Photo: Wine Jar from Tel Kabri
Credit: Eric H. Cline/George Washington University
Archaeologists digging in the ruins of Tel Kabri have discovered a wine cellar where the ancient Canaanite inhabitants of the city stored about 3,000 bottles of wine.
Tel Kabri is a site near the city of Nahariya. According to an article in the Wikipedia, Tel Kabri “contains the remains of a Canaanite city from the Middle Bronze Age (2000-1550 B.C.). It was the most important of the cities in the Western Galilee during that period and had a palace at its center. Tel Kabri is the only Canaanite city that can be excavated in its entirety because no other city was built over its remains. The palace, which occupies 1 to 1.5 acres (6,100 m2), is also the only Canaanite palace of this period that can be excavated fully. The city’s preservation offers a complete picture of political and social life in the Canaanite period, answered questions about whether or not it had a central government, whether taxes were levied and the type of agriculture practiced there.”

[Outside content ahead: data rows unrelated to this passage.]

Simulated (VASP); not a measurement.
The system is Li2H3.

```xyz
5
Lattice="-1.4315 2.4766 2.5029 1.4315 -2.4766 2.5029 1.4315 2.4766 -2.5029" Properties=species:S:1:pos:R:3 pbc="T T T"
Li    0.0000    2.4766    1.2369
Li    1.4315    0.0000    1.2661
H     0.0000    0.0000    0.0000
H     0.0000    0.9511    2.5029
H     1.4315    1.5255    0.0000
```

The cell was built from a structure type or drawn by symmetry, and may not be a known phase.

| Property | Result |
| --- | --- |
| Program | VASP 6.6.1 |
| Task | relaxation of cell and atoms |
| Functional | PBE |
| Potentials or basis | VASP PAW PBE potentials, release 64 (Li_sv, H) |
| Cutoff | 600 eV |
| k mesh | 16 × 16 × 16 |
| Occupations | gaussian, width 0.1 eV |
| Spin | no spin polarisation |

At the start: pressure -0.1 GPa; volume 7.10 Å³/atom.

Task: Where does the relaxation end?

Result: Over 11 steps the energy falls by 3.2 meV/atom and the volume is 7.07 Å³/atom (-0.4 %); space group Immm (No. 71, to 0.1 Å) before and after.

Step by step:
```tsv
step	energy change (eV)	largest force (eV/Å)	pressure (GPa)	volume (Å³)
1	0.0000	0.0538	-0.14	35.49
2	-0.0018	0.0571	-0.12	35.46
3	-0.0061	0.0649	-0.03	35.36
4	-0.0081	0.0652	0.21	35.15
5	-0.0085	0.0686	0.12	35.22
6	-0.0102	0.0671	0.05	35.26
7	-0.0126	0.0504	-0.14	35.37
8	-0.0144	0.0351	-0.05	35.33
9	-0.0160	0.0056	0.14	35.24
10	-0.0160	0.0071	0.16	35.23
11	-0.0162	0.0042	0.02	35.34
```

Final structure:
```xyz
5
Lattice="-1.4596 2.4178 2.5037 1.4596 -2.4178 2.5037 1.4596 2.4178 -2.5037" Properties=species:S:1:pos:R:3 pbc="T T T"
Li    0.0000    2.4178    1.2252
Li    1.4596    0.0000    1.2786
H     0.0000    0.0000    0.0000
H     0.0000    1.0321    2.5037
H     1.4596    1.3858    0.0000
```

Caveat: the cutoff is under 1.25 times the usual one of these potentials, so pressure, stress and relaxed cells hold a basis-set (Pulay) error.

Below are excerpts of an article published in The New York Times which announced the discovery:
Archaeologists who have been exploring the Canaanite site, known as Tel Kabri, announced on Friday that they had found one of civilization’s oldest and largest wine cellars. The storage room held the equivalent of about 3,000 bottles of red and white wines, they said — and they suspected that this was not the palace’s only wine cellar.
The archaeologists said that much of the palace, including the banquet hall and the wine storage room, was destroyed 3,600 years ago in some violent event, perhaps an earthquake. The wine cellar was covered with thick debris of mud bricks and plaster. That and the fact that no subsequent buildings were erected on top of the site have made Tel Kabri an inviting place for archaeological studies.
In the Middle Bronze Age, from 2000 to 1550 B.C., Canaan was a confederation of city-states, the most important of which seems to have been Hazor, in a region that included what today is Israel, Lebanon, northwestern Jordan and parts of western Syria. At the time, Canaanites were farmers, merchants and early seafarers to Cyprus and the Aegean Islands. These were the centuries preceding the appearance of the biblical Hebrews. In the biblical narrative, God promised Canaan as a gift to Abraham; some modern scholars have stirred controversy suggesting that the early Israelites were in fact themselves Canaanites.
This excavation probably will produce more discoveries that will provide additional information about the people who lived in Canaan in the Middle Bronze Age.
According to the report, archaeologists found two doors leading out of the wine cellar. Unfortunately, the discovery of the two doors came at the end of the summer’s work. Archaeologists will have to wait until 2015 to discover whether the doors leading to other rooms contain other items that will shed light on the inhabitants of Tel Kabri.